Route 66 Museum workshop

At a recent visioning workshop for a proposed Route 66 Museum and Visitor Center, village of Los Lunas resident Marie Sedillo, local historian Patty Guggino, village community development department administrative assistant Sonia Walker and village administrator Greg Martin put dots on a map of the village to indicate where they go for recreation opportunities and which local businesses they frequent.

LOS LUNAS—A handful of community members gathered at the Los Lunas Transportation Center to weigh in on the creation of a Route 66 Museum and Visitor Center.

The museum will eventually be built on property the village of Los Lunas bought in 2015, directly west of the Luna Mansion on Main Street.

Led by students from The University of New Mexico’s School of Architecture and Planning, those at the input session ranked the uses of the space with the majority indicating a need for community event space, followed by flexible exhibits, outdoor spaces and finally, the museum’s permanent collection.

The permanent collection of the museum would be the core physical artifacts, photos and memorabilia on display which are typically found in museums.

The ability to have flexible exhibits allows for things like visiting collections and creating space for other events, such as meetings or even weddings.

Space would be set aside for events, such as classes and other events, and an outdoor gathering space could be used for things like movie nights or pop-up events with food trucks.

Route 66

The participants were asked to break in to small groups and create their ideal layout for the museum and visitor center.

While some featured items such as kiva fireplaces and a waterfall, most included elements such as an auditorium, banquet halls, classroom and meeting space.

One group suggested a pedestrian bridge across Main Street to property to the north for additional parking, as well as a bridge over the irrigation ditch to the east of the property to facilitate access to N.M. 314 and the Rail Runner Express station to the south.

“The fundamental question is, ‘How does Los Lunas want to use the museum?’ How do you imagine the site? Are there are additional amenities or concepts that will make the site more engaging,” asked UNM student Muhammad Hussein.

The students also studied traffic data that showed on average, there were 200,000 daily trips made on Interstate 25 south of Interstate 40, and Main Street, N.M. 6, averaged 15,700 weekday trips.

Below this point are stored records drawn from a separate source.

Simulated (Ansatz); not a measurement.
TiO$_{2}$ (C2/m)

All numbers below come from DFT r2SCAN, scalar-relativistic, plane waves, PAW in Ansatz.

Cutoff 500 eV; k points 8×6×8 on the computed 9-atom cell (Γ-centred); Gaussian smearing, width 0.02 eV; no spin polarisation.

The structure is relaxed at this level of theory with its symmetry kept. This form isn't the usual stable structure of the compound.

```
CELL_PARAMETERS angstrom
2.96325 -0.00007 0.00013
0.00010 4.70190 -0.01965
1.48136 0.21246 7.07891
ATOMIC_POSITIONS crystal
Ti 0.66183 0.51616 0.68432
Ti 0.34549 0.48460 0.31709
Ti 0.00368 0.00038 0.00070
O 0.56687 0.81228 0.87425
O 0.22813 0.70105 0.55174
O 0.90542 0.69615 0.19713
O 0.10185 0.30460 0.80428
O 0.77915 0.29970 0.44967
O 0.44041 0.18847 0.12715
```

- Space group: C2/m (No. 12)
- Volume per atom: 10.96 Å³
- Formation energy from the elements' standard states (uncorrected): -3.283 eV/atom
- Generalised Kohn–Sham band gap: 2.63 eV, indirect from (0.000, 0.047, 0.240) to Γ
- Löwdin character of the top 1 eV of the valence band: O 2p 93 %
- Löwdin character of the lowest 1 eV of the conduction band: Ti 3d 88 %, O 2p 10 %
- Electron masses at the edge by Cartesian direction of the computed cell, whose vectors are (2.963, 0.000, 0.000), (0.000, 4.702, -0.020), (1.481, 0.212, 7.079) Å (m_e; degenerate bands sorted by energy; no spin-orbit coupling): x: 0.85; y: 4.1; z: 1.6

Erin Callahan, the village’s special projects planner, said the students would return for another presentation of a more refined plan to seek additional public input this month.

The Route 66 Museum has been in the village’s plans for several years to commemorate when the route dipped down into Los Lunas between 1926 and 1937 before heading west to California.

The focus will be on the under-told local stories of the areas mostly Hispanic agricultural communities and how the route impacted them, Callahan told the News-Bulletin last year.

The property, the home of the now-demolished Country Inn, has two remaining structures on it — one that is a historic building and likely where the museum will be housed, Callahan said.

A project is moving forward thanks to a partnership between the village and the UNM students, and a $25,000 grant by the National Endowment for the Arts for the design and planning of a museum and visitors center.

This spring, four different studio courses, coordinated through the UNM School of Architecture and Planning, have been working on projects, such master planning for the site, asset mapping to see what is in close proximity of the site and how a museum would best function in the area.

The historic inventory course will analyze the structure with some class work done this summer, and then in the fall, an advanced architecture design course will draft the museum and museum grounds architectural design.

Callahan said the village’s hope is that by spring 2020 it will be in a position to put out an RFP for construction.